Polly Findlay’s production of Treasure Island is astonishing, if not yet quite quick, clear or sufficiently frightening. Strange comic turns – what is that Welshwoman with a beard and a hen doing there? – blotch it. Yet it contains some really remarkable things. Bryony Lavery’s sharply written adaptation makes Jim Hawkins a Jemima – “girls need adventures too, Mrs Hawkins” – and lights up the ambiguous centre of Robert Louis Stevenson’s story. Who remembers being beguiled and betrayed as a child? Everyone will who sees Arthur Darvill as Long John Silver: he glides and insinuates, but he’s also a magnetic raiser-up. He makes Jim look at the stars.
Lizzie Clachan’s design is a drama of its own. Massive curved ribs enclose the action: we’re looking at a ship but also at the inside of someone’s body; into their heart, you feel. As the mighty deck is winched up, a beehive of cabins appear beneath; later the same space becomes a huge dripping cathedral of underground caves. A glugging, sucking sandscape allows Joshua James’s extraordinarily lissome Ben Gunn to look as if he was being birthed by a mudpat.
James, who argues with himself as if he were on a Tourette’s chat show, is one of the original features of the production. Tim Samuels’s doleful Grey – a pirate so colourless that no one ever recognises him – is another. Still, the absolute marvel is Patsy Ferran as Jim: “Be you boy or be you girl?” “That be my business.”

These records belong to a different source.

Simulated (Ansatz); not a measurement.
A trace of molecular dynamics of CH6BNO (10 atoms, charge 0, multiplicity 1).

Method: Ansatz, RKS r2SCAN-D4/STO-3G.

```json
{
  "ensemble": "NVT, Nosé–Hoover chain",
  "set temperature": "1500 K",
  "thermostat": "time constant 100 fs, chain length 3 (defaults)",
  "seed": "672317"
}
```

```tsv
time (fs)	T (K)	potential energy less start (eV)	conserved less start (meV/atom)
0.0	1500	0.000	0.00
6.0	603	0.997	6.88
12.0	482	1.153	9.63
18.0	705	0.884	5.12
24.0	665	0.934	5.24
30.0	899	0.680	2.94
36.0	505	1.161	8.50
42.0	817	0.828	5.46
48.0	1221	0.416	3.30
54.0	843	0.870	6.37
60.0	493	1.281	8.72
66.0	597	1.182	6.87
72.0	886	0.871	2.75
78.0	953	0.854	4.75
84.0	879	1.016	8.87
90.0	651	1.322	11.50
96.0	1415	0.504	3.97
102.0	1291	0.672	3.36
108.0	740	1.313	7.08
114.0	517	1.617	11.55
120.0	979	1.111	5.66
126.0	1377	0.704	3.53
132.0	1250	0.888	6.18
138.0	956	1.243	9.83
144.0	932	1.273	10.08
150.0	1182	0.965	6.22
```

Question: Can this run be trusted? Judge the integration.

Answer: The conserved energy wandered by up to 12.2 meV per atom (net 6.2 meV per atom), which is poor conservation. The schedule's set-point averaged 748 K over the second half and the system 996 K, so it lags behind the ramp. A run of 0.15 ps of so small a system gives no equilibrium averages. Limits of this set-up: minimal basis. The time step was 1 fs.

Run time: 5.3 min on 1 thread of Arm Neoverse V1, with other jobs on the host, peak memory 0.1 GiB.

I’m not surprised she is proving herself mighty; I am only pleased she has managed it so quickly. Ferran made her stage debut as a scene-stealing comic maid in Blithe Spirit only in the spring. This autumn she was extraordinarily subtle – melancholy and obsessive – in James Graham’s The Angry Brigade at Plymouth. She brings these qualities to Treasure Island, where her mixture of wistfulness and sprightliness and her light-as-a-feather movement makes her sometimes look like a tiny Charlie Chaplin. Wit comes not only out of her mouth but of her elbow. She is one of the best young actors I have seen in the past decade.